It appears to be eye relief. In the picture posted above, you can, on a push, get about 3/4" of forward movement of the scope. A long rail would give you more freedom of placement. Also, you may want higher rings rather than those lower down.
While they don't allow windage adjustments, the Burris Signature Zee rings will allow the scope to self center in misaligned rings. Windage and elevation can also be adjusted by the use of the inserts. I use them on my centerfires.
The only downside is that they do not come in low, just med and high.
It appears to be eye relief. In the picture posted above, you can, on a push, get about 3/4" of forward movement of the scope. A long rail would give you more freedom of placement. Also, you may want higher rings rather than those lower down.
This is good advice.
I had a factory mounted scope on a Savage Axis and when I got to the range I couldn't get a decent grouping.
Found that the base mount screws weren't tightened down, much less torqued to the receiver.
Took the rifle back home and removed everything and used some acetone to clean the threads, broke out the locktite and started to assemble back up.
Dave
For scopes with no Parallax adjustment many shooters adjust their eye relief so that a scope shadow shows around the scope to assure their eye is centered in the scope.
Weaver 420M is a low profile, one piece base for your rifle. I have one and it works great for me because I like to keep my scopes close to the barrel. It has a half moon cutout for loading rounds.

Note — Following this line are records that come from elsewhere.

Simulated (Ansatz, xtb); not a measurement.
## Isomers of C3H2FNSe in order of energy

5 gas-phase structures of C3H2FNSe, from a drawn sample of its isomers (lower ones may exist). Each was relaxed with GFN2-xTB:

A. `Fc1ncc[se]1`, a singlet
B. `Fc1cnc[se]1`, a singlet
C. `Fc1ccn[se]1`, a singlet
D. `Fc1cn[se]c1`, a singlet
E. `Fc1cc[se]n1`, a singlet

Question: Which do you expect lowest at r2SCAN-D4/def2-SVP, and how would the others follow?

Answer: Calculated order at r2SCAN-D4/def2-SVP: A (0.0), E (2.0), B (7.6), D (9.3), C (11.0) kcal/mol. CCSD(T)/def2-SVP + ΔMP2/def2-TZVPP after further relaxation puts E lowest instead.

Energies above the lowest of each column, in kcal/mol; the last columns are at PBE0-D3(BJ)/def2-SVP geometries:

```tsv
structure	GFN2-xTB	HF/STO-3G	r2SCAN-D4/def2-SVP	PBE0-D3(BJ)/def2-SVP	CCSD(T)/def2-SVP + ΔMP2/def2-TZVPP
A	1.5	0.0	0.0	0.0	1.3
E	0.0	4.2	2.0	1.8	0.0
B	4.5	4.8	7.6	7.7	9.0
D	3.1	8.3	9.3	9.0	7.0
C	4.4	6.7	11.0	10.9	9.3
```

A common problem with many, including Savage front scope ring base holes is that a too long screw will bottom out against the barrel tenon threads, and not tighten the scope ring base to the action as it should. To check for this error, remove the scope and rings, and rear screw on the front base, and see if the base is still tight. If loose, remove the screw and get a shorter one, or shorten it by grinding off a thread or two until you can torque it (20 INCH pounds) and the base is tight. Use a thread setting compound like LockTite on all ring and rail mounting screws.
Banning a gun will not solve what is a mental health crisis inflamed by incendiary rhetoric on social and television media. The first amendment in this case is less precious and more likely the causal factor than the second amendment.
I'm always trying to shave weight off my hutning rifles, so that's what I use - the Weaver base with the extended portion on the front of the receiver. That allows me a little room to position the scope forward and back.
I also agree about checking and replacing the factory mounts. I've never kept a single Savage factory mount and I've pulled a bunch off my buddy's rifles over the years to fix their shooting issues. It's disappointing to me, that inexpensive as quality bases and mounts are, Savage continues to put NON-WEAVER COMPATIBLE steel bases and POS rings on their package rifles. Their rifles and the package Nikon scopes deserve better. In every case where I've had or seen a problem, the bases and rings were literally the weak link. I would never trust those and definitely wouldn't trust that they were mounted correctly by someone at the factory, much less bore sighted anywhere close.
Get used to doing your own research and work on your rifle, and you will be very happy in the long run. You have a great rifle and a very good scope. That's the expensive stuff. The rest is cheap and easy to replace.
Thank you for all of your suggestions. I will go with a weaver one piece base to give me the adjustability you have suggested.